In November the Embassy of Italy’s Istituto Italiano di Cultura – Washington celebrated the Week of Italian Food in America.  That week also, coincidentally, saw the opening of the Carpaccio exhibit at the National Gallery of Art.  To both events I say,  Buon Appetito!

Lovely Baking  

On behalf of the Istituto, I was invited to attend a Baking Masterclass taught by an Italian chef,  Rita Monastero.  Chef Rita has appeared on Italian television, written 11 cookbooks (alas, none in English, although one has been translated into Turkish), and has taught in-person classes throughout Italy and in Bangkok.  She is known as LovelyCheffa, which might lose something in translation.

Most of the students in the class were the lucky winners of a lottery conducted on social media, so I was not the only one taking many pictures, intending to post a record online!  But we did have to put down the camera (me) and phones (everybody else) because the class was hands-on with the dough.

Chef Rita started by demonstrating how to mix dough by making a well for the wet ingredients in the pile of flour on the table and attacking it with your hands until something forms that can be kneaded and left to rise.  Although I understand that this is a traditional European technique, I usually opt for a bowl and sometimes even a dough hook when I bake.  Chef didn’t disagree.  “I usually use a machine at home,” she admitted.  But she was good at it!

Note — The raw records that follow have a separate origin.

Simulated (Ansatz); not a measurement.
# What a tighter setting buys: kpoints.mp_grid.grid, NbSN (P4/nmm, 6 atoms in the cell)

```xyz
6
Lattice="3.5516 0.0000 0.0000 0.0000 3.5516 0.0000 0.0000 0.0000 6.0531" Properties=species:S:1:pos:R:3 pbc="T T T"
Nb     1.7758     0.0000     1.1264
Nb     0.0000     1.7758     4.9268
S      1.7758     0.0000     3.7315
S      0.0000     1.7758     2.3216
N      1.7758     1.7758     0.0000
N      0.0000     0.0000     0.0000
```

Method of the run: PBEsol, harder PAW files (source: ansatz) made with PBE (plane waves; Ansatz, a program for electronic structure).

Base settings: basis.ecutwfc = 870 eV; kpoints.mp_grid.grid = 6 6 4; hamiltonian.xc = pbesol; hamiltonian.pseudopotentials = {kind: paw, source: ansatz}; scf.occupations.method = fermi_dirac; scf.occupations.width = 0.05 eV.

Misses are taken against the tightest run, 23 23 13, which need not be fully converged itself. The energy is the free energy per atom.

Chef Rita Demonstrates Mixing Dough
Recording Layering the Meat

The first project was a loaf of Semi-sweet Plaited Bread, filled with deli meat and cheese.  Chef made one, with help from some of the students, but since it has two rises and bakes for one hour, the finished product was produced by the magic oven just before class was over.  No one minded.

Chef Braids the Bread
Slicing the Finished Loaf

We also made Pumpkin Roman Buns, and got to practice a roll-up-and-tuck technique which promised to counteract the density of adding in mashed pumpkin.  Since the class buns didn’t have time to rise, we once again had to take it on trust that ours would have turned out as perfect as Chef Rita’s precooked ones did.

Rolling and Folding Rolls
Rolling Lesson
Like This?
My Rolls with the Recipe

The last lesson was one we all enjoyed, not least because we all got to take home the finished product: Grissini, or Italian Breadsticks.  We mixed a very simple dough and practiced fashioning sticks of varying thicknesses and lengths.  Names on the baking paper ensured that the batches were not mixed up.  Mine were delicious, if I say so myself.

Well, Not Bad for a First Try

At the end of the lesson, we indulged in a final round of recording the photogenic products.  Then we ate those products for lunch.

Finished Photogenic Products

And Lovely But Disappointing

The National Gallery of Art opened a new exhibit: Vittore Carpaccio: Master Storyteller of Renaissance Venice. Now I don’t want anyone to get the wrong impression; I didn’t expect the pictures to be all about food, even though, when I hear “carpaccio” (and I think I’m not alone in this), what comes to mind is the dish of shaved raw meat dressed with vinaigrette.

This exhibit is rather a collection of the paintings of the appetizer’s namesake.  The legend holds that Giuseppe Cipriani, founder of Harry’s Bar in Venice, Italy, invented the dish in 1963 to honor a patron who was ordered by her doctor to eat uncooked meat.  The name came from the red pigments of the dresses in an exhibition of Carpaccio paintings near the restaurant.

Why was I disappointed?  Because search though I might, I could find nary a reference to food or cooking in any of these fabulously sumptuous pictures.  Full of detail as they were (and they were!  Many of them reward the prolonged gaze), they were sadly bereft of pictures including my particular obsession.  In only the very first example of Carpaccio’s work, at the entrance to the exhibit, did I notice any activity related to food gathering.  Admittedly, that one was terrific – a group of gentlemen in boats on the lagoon, fishing with egrets. 

The Gentlemen Fish While the Ladies Pose

I had to be satisfied for the rest of the exhibit with marveling at the paintings for themselves: St. George spearing the dragon, St Augustine in his study, a portrait of a fine young knight in armor half German and half Italian, according to our tour guide, Gretchen Hirschauer, curator of Italian and Spanish painting.

St George and the Unlucky Dragon
St. Augustine and Curator Hirschauer
Dragon Lives! As Wall Decoration

This exhibit of work by a Renaissance master not very well-known outside of Venice will be on view until February, 2023.  Go see it, and don’t ask, “Where’s the beef?”